Do you have a favourite piece you've written?
Definitely, the ‘This is What Anti-Asian Hate Looks Like in the UK’ for Vice. I worked incredibly hard on it for months, tracking people down and spending hours doing interviews. I’m so glad it resonated with so many people, but it was also emotionally difficult. I knew that this was an important piece. The sources, the victims, members of parliament and charity bodies trusted me with their stories and I wanted to do them justice. At the time, this topic was under-reported and when it was covered it was done poorly. That added pressure because I wanted this piece to be right. Having a good editor is just as important as the writing. They’re not there to destroy your piece you’ve worked so hard on with annoying comments. They’re there to offer advice and see things in a different light. If you don’t agree with edits it’s okay to push back if you justify why. You’re working together to achieve the best possible story.
What’s been a big career highlight for you?
Writing a book! I can’t believe I’ve managed to squeeze more than 80,000 words out of myself and onto a page. It feels surreal. It’s called TAKEAWAY and it’s out this year. It’s a food memoir about growing up in a Chinese takeaway in the Welsh Valleys. Each chapter focuses on a family recipe and delves into race, identity and food. It’s the most personal and raw thing I’ve ever written. I’m incredibly proud of this book and being able to tell my British Chinese story. I hope many people can relate to it and hopefully start bigger conversations.
Is there any advice you wish you'd been given when you were starting out?
I wish I wasn’t so hard on myself. I have the worst imposter syndrome. I don't think I'm ever worthy of writing for these prestigious publications. I’d say: learn to grow into your confidence and write the things that make you uncomfortable, things that will make others stop and think – that’s the work you’ll be most proud of. If you’ve got a great idea, the drive, and a good voice, the rest will come.
Are there any ways you'd like to see the industry change?
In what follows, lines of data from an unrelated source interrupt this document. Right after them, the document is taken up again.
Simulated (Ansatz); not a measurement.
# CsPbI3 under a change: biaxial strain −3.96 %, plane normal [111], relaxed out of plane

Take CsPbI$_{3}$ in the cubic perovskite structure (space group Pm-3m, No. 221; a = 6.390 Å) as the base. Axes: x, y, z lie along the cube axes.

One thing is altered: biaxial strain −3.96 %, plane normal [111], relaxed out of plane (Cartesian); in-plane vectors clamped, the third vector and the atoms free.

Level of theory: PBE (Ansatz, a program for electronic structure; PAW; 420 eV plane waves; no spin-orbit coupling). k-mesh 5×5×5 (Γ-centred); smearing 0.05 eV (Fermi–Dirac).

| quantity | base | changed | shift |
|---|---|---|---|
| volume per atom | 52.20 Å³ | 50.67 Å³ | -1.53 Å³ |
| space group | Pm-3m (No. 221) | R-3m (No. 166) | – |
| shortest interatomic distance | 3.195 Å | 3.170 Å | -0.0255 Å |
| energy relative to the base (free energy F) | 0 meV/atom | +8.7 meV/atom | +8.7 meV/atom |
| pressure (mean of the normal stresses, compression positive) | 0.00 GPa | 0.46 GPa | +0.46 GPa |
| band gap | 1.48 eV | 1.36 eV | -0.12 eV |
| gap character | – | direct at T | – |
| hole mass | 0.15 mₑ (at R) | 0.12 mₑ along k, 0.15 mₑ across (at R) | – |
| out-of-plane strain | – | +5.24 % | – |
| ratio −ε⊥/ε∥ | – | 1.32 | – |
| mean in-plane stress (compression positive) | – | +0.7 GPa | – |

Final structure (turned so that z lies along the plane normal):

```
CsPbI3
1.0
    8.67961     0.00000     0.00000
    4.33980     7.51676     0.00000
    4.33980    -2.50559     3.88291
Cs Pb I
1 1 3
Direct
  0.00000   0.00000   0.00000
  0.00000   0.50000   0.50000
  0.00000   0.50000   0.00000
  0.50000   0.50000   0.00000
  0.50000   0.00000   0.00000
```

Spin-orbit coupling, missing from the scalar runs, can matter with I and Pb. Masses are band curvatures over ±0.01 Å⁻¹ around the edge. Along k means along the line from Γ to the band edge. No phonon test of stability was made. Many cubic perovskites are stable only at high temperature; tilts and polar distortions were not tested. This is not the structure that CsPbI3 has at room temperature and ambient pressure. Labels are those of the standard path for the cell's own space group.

Over the last two decades, the changes in journalism have reached new extremes: competition for clicks, mass lay-offs and the fight to be the biggest on social media. I hope the industry realises that people want to read more compelling long form and quality content. There needs to be better pay, better unions and better support for staff and freelancers. It’s important to nurture talent and value people. That old mentality of ‘you should be grateful you’re here because you’re easily replaced’ needs to die. I hope we go back to slower, meaningful and more thoughtful journalism.
Any final words of advice?
Be nice and never burn any bridges! I’ve jumped ship from different industries and held and lost so many different jobs, but I’ve always tried to leave on good terms and make a good impression. People remember that – I’ve had a lot of work from previous colleagues and made valuable contacts.